Book Review: “The Fall of Shannara: The Stiehl Assassin” (by Terry Brooks)

Note: Some plot spoilers like ahead!

When it comes to the giants of fantasy, Terry Brooks is right up there with the greats. His book The Sword of Shannara, as well as the sprawling series that it spawned, helped nudge fantasy into the realm of financially viable genre rather than an idle curiosity. Now, 40-odd years later, we are coming to the chronological end of the Shannara saga, and the Four Lands stand on the precipice of catastrophe. The Skaar have invaded and are engaged in a tense standoff with the powerful Federation. However, new Ard Rhys Drisker Arc has a plan to (hopefully) avert the all-out war that seems inevitable, but to see it to completion he must enlist the aid of the Kaynin siblings, the boy Shea Ohmsford, the warrior Dar Leah, and the Elven prince Brecon Elessedil. Even then, his efforts might yet be thwarted by the villainous Druid Clizia Porse, who wants to see the Druid Order remade under her own aegis.

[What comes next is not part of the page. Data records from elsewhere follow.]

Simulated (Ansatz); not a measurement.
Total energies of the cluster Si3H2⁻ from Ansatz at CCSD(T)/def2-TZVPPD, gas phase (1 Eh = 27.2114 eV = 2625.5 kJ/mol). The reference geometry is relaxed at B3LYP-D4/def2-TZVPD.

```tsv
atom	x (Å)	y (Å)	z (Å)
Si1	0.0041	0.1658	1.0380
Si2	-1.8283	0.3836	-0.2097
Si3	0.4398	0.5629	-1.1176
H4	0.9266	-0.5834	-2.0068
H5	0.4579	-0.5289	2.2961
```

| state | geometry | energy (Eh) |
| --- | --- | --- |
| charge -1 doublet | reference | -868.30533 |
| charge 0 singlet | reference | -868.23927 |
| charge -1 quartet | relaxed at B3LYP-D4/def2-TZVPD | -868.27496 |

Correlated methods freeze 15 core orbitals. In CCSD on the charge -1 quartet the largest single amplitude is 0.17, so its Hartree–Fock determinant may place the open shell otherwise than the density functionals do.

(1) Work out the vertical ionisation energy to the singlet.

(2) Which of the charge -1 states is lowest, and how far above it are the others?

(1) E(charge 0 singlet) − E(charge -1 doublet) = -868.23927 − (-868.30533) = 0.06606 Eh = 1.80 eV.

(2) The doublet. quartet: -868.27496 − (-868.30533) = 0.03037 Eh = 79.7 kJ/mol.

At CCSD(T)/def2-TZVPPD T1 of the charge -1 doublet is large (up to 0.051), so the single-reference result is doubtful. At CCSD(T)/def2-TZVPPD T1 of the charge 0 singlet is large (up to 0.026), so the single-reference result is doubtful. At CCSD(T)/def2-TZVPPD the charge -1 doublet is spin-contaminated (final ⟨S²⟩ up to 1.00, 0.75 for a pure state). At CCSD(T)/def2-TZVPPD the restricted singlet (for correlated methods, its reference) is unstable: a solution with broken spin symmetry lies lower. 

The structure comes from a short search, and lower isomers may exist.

The novel moves at an amazingly brisk pace, drawing you along for the ride and leaving you a little breathless at the end. For all of that, the characters (as Shannara characters always do) still have a little time to live and breathe, to bring us into their own inner lives. And, unlike some fantasy authors–who only give us the perspectives of the good guys–Brooks gives us both the heroes and the villains. And, let me tell you, he is most definitely not afraid of killing off some significant characters.

In The Stiehl Assassin we also get to see some parts of the world that have remained unexplored. With a few exceptions, most of the stories set in the Shannara universe have taken place in the Four Lands or Four-Lands-adjacent. As part of the company is sent on a specific mission to the land of the Skaar, we get to see some of the lands they encounter along the way. At this point, those revelations have been fascinating but not terribly illuminating, but I have no doubt that will change in the fourth installment (and let’s hope that we actually get to see the land of the Skaar itself!)

Now, as to the villain of the piece: not since Shadea a’Ru have we seen a villain as cunning and cruel as Clizia Porse, a woman willing to sacrifice a great deal on the altar of her own ambition. However, Brooks does a great job of showing us that, beneath the ruthlessness, there is just a glimmer that she is something more than just a villain. She seems to have an idea that, if she is given control of the Druids, that she will be able to make the world a better one than the one she found. Of course, the lengths to which she is willing to go to do that–including acts of truly horrific violence–give the lie to whatever more noble ambitions she might have.

I have to admit that the best part of the novel for me was the appearance of Grianne Ohmsford at the Hadeshorn. Canny readers will recall that she was banished to the Forbidding at the end of the Dark Heritage of Shannara trilogy. Now, it seems that she is angling to find a way back into the Four Lands from which was banished. This, I think, is an eminently good thing for, as many people pointed out at the time, having her banished to the Forbidding seemed an awfully anticlimactic way to resolve her evolution as a character. She’s always been one of Brooks’s most fascinating creations, and I very much look forward to seeing how this storyline wraps up. Considering that, at novel’s end, Drisker has been dispatched by Clizia into the Forbidding, it’s virtually guaranteed that we’ll get to see Grianne in the next book.

What really stood out to me as I read this book, however, was how Brooks has started to expand the range of issues that he is willing to tackle through his fiction. While all of his books have always had deep philosophical themes–particularly focused on the environment–in this new quartet of novels we’ve really seen him diving deep into the question of colonialism. Are the Skaar justified in their invasion, given that their own home has become increasingly uninhabitable as a result of climate change? If not, what should the residents do about it? There are, of course, no easy answers to these questions. As in the real world, so in our best fictions.

The genius of the novel lies in its ability to weave together this larger question with the larger issue of magic vs. science that has been a prime motivator for the plots of many of the previous entries in the Shannara series. Now, it might just be that it is only through a cooperation between these two seemingly opposing forces that the world as it has come to be understood can be saved. Whether it will be successful, or whether the people of the Four Lands and the Skaar will lead each other toward mutual oblivion is still very much up in the air. One thing is for certain, though: nothing about the world that we have come to know and love will ever be the same.

So, now we stand at the brink of the end of an era. While Brooks has said that he will continue writing Shannara books that are set in previous eras, “The Fall of Shannara” will mark the chronological end of the saga. I’m still not sure that I’m ready to say goodbye, but at the very least we can say that it’s been a great run, and we are all very lucky indeed to have had such a great story for so many years. Somehow, by some alchemy, Brooks has managed to do the impossible: to continue making a venerable series as new and interesting and vibrant as it has ever been. For that, Mr. Brooks deserves our gratitude.